Sigh, more like SCF?

So this isn’t what I wanted to hear:

Mr Key also warned that other finance companies may go under and the government would continue to look after investors by keeping the guarantee on investments in place.

I think he meant:

Mr Key also warned that other finance companies may go under and the tax payer would continue to take on all the risk for investors by keeping the guarantee on investments in place.

Look.  I had no problem with the idea that we needed to do something in wholesale markets during the credit crisis to prevent an effective “bank run”.

But the two problems with keeping this going now is that:

  1. This problem is gone now,
  2. Given the fact that funds flooded into risky assets after the guarantee there is a definite case that we should have done less.

Contrary to what Kiwiblog said that “It is easy in hindsight to say that one should not have had the guarantee scheme, but in late 2008 the wordl financial system was on the brink of possible collapse, and pretty much every OECD country did much the same as a stability measure” I think it is perfectly fine to critique the scheme.

Why?  Well we KNEW there were issues with our finance firms, and we stuck them into a scheme rapidly without doing due diligence on a whole lot of the stuff.  And we made this f’ing critique AT THE TIME – so we are allowed to make it now 😉

Lets just think here for a second.  Effectively government was taking on all the risk, so why weren’t the insurance premiums insuring that all the return also went to government?

If it is hard to observe the price, couldn’t we have just said that people who entered the scheme couldn’t increase lending – this would have allowed the scheme to protect deposits without leading to the “increased risk taking” that has taken place.

Bah.

9 replies
  1. Eric Crampton
    Eric Crampton says:

    What I don’t get is how we get from Treasury recommending charging rates that varied with credit ratings, to the mess we got when it was implemented.

  2. Miguel Sanchez
    Miguel Sanchez says:

    Because it was an opt-in scheme – as advocated by Treasury – and the finance companies wouldn’t have joined if they’d had to pay anything like the true price for the risk they were offloading.

  3. Andrew Coleman
    Andrew Coleman says:

    Hey,

    Not too many tears for the Government – us – please. For years the government has taxed the full nominal interest paid out to lenders, including the risk premium, but it has never allowed individuals to deduct losses if their loans went sour. Now they have backed themselves into a scheme where they take all the losses on the downside but only 20 – 33% (ie tax) of the risk premium on the up side. Two wrongs don’t make a right, but the long term fiscal exposure of the government to the finance companies has been not nearly so bad as the short term position. And, with a modicum of justice, the taxes earned on the premiums are proportional to the premiums.
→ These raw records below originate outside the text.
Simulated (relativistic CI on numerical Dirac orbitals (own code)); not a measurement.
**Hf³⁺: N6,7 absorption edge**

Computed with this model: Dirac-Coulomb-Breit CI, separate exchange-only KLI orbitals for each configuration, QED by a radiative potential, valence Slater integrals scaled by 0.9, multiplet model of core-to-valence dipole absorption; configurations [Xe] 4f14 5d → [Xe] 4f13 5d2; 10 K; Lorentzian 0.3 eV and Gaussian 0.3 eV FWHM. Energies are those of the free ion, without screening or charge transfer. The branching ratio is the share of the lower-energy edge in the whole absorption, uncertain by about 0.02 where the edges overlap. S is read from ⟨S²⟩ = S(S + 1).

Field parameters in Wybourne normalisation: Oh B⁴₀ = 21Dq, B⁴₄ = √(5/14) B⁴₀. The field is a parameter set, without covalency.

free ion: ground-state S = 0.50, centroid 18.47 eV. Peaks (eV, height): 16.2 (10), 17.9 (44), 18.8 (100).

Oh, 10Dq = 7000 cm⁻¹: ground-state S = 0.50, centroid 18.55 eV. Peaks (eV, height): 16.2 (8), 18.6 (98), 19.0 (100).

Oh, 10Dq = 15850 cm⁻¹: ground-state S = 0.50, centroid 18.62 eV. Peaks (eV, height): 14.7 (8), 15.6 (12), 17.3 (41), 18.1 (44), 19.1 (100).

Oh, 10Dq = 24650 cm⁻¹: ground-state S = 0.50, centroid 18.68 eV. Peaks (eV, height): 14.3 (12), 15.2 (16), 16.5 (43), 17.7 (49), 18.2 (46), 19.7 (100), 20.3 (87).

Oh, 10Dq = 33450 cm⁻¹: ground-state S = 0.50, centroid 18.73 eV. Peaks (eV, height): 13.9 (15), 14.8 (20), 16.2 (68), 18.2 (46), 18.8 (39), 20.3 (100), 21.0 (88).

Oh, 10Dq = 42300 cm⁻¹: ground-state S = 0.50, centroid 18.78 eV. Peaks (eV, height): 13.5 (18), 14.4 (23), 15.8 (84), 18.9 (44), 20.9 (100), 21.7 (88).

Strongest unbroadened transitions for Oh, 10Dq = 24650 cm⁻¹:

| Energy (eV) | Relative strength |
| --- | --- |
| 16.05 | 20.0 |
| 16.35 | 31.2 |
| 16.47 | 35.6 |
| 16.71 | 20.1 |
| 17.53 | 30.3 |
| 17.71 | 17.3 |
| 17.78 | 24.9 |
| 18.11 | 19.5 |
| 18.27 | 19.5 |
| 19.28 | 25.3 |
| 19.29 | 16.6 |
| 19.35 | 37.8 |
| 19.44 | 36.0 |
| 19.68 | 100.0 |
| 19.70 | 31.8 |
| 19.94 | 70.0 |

    The biggest losers are of course those who lent the money in the past. paid taxes on the interest premiums, and then got no bail out when their loans went sour.

    Andrew

  4. scrubone
    scrubone says:

    Here’s a thought: why not provide only a part-guarantee for second tier finances?

    Say, 80%. Enough to make sure the system doesn’t collapse, but still enough to make it more risky.

  5. swan
    swan says:

    What I can’t understand is why the treasury thought that finance companies had to be covered if banks were, due to redemption risk.

    There was always a massive gulf between the risk on bank deposits and that on (most) finance company deposits. The change to zero/government debt risk on bank deposits surely wouldn’t change this much. It is like saying motorcyclists would start taking the bus if only buses were fitted with seat-belts.

  6. Miguel Sanchez
    Miguel Sanchez says:

    Well swan, the premise for the guarantee in the first place was that if we didn’t match Australia’s move then people would shift their money from NZ banks to Aussie banks (taking on a huge wodge of exchange rate risk in the process). If you were gullible enough to believe that, then it’s no stretch to believe that people would shift their money from NZ finance companies to NZ banks.